Wednesday, June 17, 2015

Unwelcome Visitors

My time here at the edge of the woods on Old Dixie Lane has been full of chasing down squirrels in the house, removing at least a dozen frogs that squeezed inside and shooing away a hundred dirt daubers, lizards and beetles from the kitchen. Almost as if the walls between inside and out temporarily vanish to provide new hunting grounds that beckon scores of crawling, flying and slithering things, free access to sample the domestic life in my living room. Last Sunday brought a new and disturbingly more heart whomping visitor.
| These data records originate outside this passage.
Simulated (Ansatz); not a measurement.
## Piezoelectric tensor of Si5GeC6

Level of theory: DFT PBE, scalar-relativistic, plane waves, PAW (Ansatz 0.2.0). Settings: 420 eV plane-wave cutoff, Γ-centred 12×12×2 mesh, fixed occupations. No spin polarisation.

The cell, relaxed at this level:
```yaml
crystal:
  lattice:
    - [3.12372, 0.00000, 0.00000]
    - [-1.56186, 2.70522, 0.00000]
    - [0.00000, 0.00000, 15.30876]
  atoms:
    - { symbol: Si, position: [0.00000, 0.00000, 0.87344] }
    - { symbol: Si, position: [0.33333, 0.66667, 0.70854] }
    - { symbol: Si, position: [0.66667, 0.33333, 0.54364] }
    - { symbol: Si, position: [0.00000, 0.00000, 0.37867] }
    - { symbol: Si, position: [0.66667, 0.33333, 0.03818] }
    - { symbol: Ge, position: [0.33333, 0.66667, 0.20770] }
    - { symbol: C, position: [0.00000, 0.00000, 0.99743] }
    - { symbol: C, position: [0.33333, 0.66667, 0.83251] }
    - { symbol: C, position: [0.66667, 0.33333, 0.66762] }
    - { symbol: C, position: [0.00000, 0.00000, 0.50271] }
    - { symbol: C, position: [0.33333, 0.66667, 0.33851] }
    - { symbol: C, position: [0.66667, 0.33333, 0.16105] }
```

Repainting was underway in the spare bedroom and leaving painter Jim with his brushes and buckets of paint, with Farina dawg in the backseat I went off to the market for some groceries. Ordinarily on my return from shopping, groceries get carried in through the front door but since Jim had the entrance hall stacked with his supplies I headed with the bags of groceries to the back screen door. Farina was at my heels and five feet inside the porch she froze, suddenly erupting into snarls and growls, eyes focused on the floor below her long, screen-level perch, a couple of giant plastic bins weighted and piled with dog cushions. Eight feet away a 4-foot snake lay coiled on the floor, head raised in a threatening pose. Knowing the dawg’s tendencies, first thing I did was force her outside and shut the dog door.


Eyeing the evil serpent closely I eased the bags of groceries to the floor and inch by inch reached for a broom and the long-handled litter grabber I keep by the door. Not sure if my eyes were playing tricks on me, I could have sworn I saw venom dripping from the snake’s open mouth. I called Jim to drop his paintbrush and come out to the back porch pronto. He took the squeeze handle litter grabber and moved to one end of the porch while I circled the dawg perch to flush the snake from behind with the broom. Jim was moments away from wetting his painter pants but with maybe the longest lifetime stretch of his right arm somehow snagged the snake with the grabber. Before I could take the grabber from him the snake wiggled loose, snapping furiously at the air. Trying to avoid my lunges with the grabber, it slithered toward the door end of the porch with me snatching at it with the picker-upper and dodging strikes from what I hoped was a non-venomous head. I caught it; it got away. I lunged, it lunged back and then began squeezing itself into a wide crack between the floor and the wall paneling. On the verge of a heart attack I managed to work the hysterical serpent out of the floor crack. It began to snap at my arm furiously before I was able to get its head in a solid rubber grip. Painter Jim had finally just let go and peed his pants while Farina outside the screen door was leaping two feet into the air and barking 911. The head secure inside the rubber grips, I held the writhing snake with outstretched arm and took it across the road. By then I knew it was a harmless black snake, the kind we are encouraged to leave alone because they are “good” snakes. I flung the good snake into the woods opposite my house. Venomous or not, good notwithstanding, my heart was beating like I’d just witnessed a serial killing. Jim went off to dig a change of clothes out of his truck and Farina went off looking for another snake.



My guess is the snake wiggled into the house under the somewhat ineffective door sweep at the bottom of the back porch screen door.

3 comments:

  1. Love Farina's picture. She looks as if she could have her own blog!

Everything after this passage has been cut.